I don’t expect I’ll meet much opposition if I suggest that this is incredibly readable. There is no cruft aside from the punctuation required to make JavaScript parse the code correctly. It tells a nice linear story, where each stage and parameter is mentioned in the order the sequence actually takes place. There is no nesting — one mantra I have in my mind pretty often is a snippet from ‘Why Why Functional Programming Matters Matters‘: “there’s nothing inherently nested about what we’re trying to do”. And, it’s actually shorter than the final YUI attempt above (both with whitespace removed).
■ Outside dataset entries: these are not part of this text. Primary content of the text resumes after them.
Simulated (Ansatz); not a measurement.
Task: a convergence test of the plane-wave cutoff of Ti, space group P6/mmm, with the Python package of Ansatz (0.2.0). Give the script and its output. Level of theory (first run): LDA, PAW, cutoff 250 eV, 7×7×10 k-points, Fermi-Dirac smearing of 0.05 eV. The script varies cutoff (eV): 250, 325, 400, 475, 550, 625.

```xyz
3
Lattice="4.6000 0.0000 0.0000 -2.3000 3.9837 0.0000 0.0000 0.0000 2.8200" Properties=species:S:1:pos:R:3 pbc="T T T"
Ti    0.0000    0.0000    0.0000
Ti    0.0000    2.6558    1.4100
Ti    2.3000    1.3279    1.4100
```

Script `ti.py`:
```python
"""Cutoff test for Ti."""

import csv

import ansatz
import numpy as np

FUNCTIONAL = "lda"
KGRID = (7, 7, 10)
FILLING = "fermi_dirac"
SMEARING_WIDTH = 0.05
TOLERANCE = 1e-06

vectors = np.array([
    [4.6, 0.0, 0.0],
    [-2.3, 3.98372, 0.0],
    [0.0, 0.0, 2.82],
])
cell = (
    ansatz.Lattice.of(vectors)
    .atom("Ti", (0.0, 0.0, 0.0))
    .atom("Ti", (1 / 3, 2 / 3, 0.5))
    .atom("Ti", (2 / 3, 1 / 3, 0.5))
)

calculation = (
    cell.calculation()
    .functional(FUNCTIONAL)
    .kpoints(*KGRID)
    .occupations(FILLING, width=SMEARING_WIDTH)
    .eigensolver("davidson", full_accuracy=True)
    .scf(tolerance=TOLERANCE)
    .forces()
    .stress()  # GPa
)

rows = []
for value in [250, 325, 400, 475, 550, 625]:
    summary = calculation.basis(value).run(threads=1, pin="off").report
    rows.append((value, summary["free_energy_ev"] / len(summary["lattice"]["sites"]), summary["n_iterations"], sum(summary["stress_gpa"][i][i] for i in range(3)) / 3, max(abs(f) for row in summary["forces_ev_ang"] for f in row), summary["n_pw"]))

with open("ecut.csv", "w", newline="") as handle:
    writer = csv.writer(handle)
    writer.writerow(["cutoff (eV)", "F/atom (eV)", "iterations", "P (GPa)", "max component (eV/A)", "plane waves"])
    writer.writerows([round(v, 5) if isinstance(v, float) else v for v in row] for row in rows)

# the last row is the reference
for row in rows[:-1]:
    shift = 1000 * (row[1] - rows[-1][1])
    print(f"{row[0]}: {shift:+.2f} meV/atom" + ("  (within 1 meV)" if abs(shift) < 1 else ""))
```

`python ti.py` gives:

And if you feel like going super-minimal, Ojay includes the JavaScript 1.8 Array#reduce() function that makes shrinking the chain really simple:

$('#trigger').on('click', function() {
    points.reduce(function(chain, point) {
        return chain.animate({
            left:   {to: point[0]},
            top:    {to: point[1]}
        }, 0.7).wait(0.5);
    }, $('#logo'));
});

Back to my assertion that Ojay scales better than other libraries to complex sequences. This example was fairly contrived, mostly for sake of focusing on the code rather than the application. I could just as well have illustrated all this with this example: when we click a button, fade in a ‘loading’ indicator, make a search request to the server, print the result to the page and fade out the loading indicator. This would be an irreducible pile of nested callbacks in YUI, and indeed in Prototype or jQuery. In Ojay:

var getSearchTerm = function() {
    return $('#q').node.value;
};

$('#search').on('click')
    ._('#loading').animate({opacity: {to: 1}}, 0.3)
    ._($.HTTP).GET('/search', {q: getSearchTerm})
    .insertInto('#results')
    ._('#loading').animate({opacity: {to: 0}}, 0.3);

Notice how $.HTTP.GET can take functions as query parameters: the getSearchTerm function returns the value of an input field at the time the event fires. The equivalent YUI code, just for completeness:

YAHOO.util.Event.addListener('search', 'click', function() {
    var anim = new YAHOO.util.Anim('loading', {
        opacity:  {to: 1}
    }, 0.3);
    anim.onComplete.subscribe(function() {
        var term = YAHOO.util.Dom.get('q').value;
        YAHOO.util.Connect.asyncRequest('GET',
            '/search?q=' + term, {
            success: function(response) {
                YAHOO.util.Dom.get('results').innerHTML =
                        response.responseText;
                var anim = new YAHOO.util.Anim('loader', {
                    opacity:  {to: 0}
                }, 0.3);
                anim.animate();
            }
        });
    });
    anim.animate();
});

This is basically what I mean when I say that Ojay scales: it doesn’t get confusing when you add more and more async behaviour. In fact, Ojay code doesn’t really get more complicated at all in the sense that YUI does; it might get bigger, but it remains easy to understand.

JS.Class 1.5 is now out

Hot on the heels of Ojay comes a new release of JS.Class, my Ruby-inspired JavaScript library for class-based OOP. Ojay is itself based on JS.Class, and has influenced the design of some of its new features. There has been one small change to the 1.0 API, and a stack of additional modules added in; it’s not really a 1.1 release or a 2.0 release, hence 1.5.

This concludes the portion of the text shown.